That's a shame. Boon, you’ve been locked up in a Japanese prison – what was that like?
Boon: You had to sit cross-legged in your cell in silence a lot of the time, and if you made noise or sat in the wrong position they'd put you in solitary. It was corrupt as fuck. The Yakuza were given huge portions of food and the rest of us were hardly given anything. I ended up fronting up a Yakuza lieutenant in the end, and they have this code of honour that says if someone does that they've got to have straightener (one-on-one fight) with them. I said, "I’m giving you five days to get my fucking food sorted and, if it isn’t right by then, me and you are going to have a straightener and I’m going to bite your face off." Five days later, it was sorted.

BV with a cup of tea.

One of the things you’ve specialised in is stealing jewellery from under shop workers’ noses. What are your tactics for that?
BV: I’d get the woman to show me a tray of rings, and while I was pointing at one to ask how much it was, I’d hook another up with my little finger. It was easier when we went to Europe; they didn’t have jewellery cabinets back in the day, they just had curtains.
Colin: You can also slip a piece of jewellery into your mouth and hide it in your cheek pouch. We learned how to carry on talking to assistants with something hidden in there. We could steal necklaces from round people’s necks and watches off their wrists. It was just a matter of bumping into them until they got used to being touched, then slipping the jewellery off them.

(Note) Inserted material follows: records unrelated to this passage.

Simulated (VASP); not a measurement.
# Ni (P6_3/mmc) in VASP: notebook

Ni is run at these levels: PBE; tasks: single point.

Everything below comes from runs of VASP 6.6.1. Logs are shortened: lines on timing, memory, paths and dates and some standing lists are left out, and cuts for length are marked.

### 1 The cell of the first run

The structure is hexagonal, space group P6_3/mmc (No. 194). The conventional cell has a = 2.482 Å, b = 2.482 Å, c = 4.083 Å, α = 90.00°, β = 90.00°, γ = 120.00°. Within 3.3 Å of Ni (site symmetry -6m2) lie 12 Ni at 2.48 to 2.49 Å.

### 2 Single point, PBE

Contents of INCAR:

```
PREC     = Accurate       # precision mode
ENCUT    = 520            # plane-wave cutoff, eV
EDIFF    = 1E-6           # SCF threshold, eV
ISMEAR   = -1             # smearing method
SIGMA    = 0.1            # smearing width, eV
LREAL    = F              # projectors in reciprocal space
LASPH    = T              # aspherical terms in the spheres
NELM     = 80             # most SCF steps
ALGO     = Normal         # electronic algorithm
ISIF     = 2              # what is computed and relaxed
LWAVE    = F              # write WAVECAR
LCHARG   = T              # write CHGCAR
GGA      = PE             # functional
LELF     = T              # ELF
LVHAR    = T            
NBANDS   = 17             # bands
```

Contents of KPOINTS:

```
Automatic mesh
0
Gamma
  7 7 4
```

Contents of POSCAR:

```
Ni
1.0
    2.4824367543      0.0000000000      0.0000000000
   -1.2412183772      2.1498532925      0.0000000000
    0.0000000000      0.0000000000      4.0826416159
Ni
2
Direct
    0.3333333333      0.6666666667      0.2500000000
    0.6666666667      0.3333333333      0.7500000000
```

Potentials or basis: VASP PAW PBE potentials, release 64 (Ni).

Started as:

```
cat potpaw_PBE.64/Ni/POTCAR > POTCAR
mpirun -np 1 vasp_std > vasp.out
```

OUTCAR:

What were some of the worst places you went on your thieving travels?
Colin: When we went over to do ticket touting at the 1988 Olympics in South Korea, we’d read about a notorious no-go area in the tourist brochures, so we decided to go there. The taxi driver refused to take us at first because it was completely lawless and violent, so we had to pay him extra. The locals were all covered in tattoos and the place had a moody-as-fuck atmosphere to it. We ended up getting on quite well with them, though, partly ‘cause we plied them with beers to keep them sweet.

Colin and Stuart at the Billy Green pub.

What about yourself, Boon?
Boon: Caracas in Venezuela is one of the heaviest places I’ve been to. I saw shootings over there on the street and all sorts. But I just dived into the thick of it and did what I went to do.
BV: Anywhere I went, I used to carry a flick knife and would front anybody up, so I never usually got much hassle. There was one situation I got into in Amsterdam, though, when I went to buy a gram of coke from this building that six people were sat around freebasing in. A guy put a flick knife to my throat and took some of my money, but little did he know that I had about £600 in each sock.

What’s the most extreme situation you've got yourselves in?
Colin: Mine was at a Hells Angels bar in Belgium. My brother went outside to have a spliff and sat on one of the gang's bikes and it kicked off. We used broken glass to cut the Hells Angels up pretty badly.
Boon: In Antwerp, we got set up picking up some dough for a parcel. Someone pulled a gat on us and we had to fight our way out. We talked shit until we got close to the fella with the gun and then got into him. Another time, I was coming out of a crack den with one of my friends when someone came to rob us with a gat and I ended up wrestling with him.


Sounds fun. Do you have any regrets about your lives of crime?
Stuart: I regret the time I CS gassed a lady during a theft. I meant to get the male shop worker.
Colin: No, I don't. Even though I spent a lot of time in prison, it wasn’t that hard to do.
Boon: I regret doing the armed blag because it was naughty terrorising people who were just there doing their job.
BV: I regret getting into drink. It ruined my thieving career for something like ten to 12 years.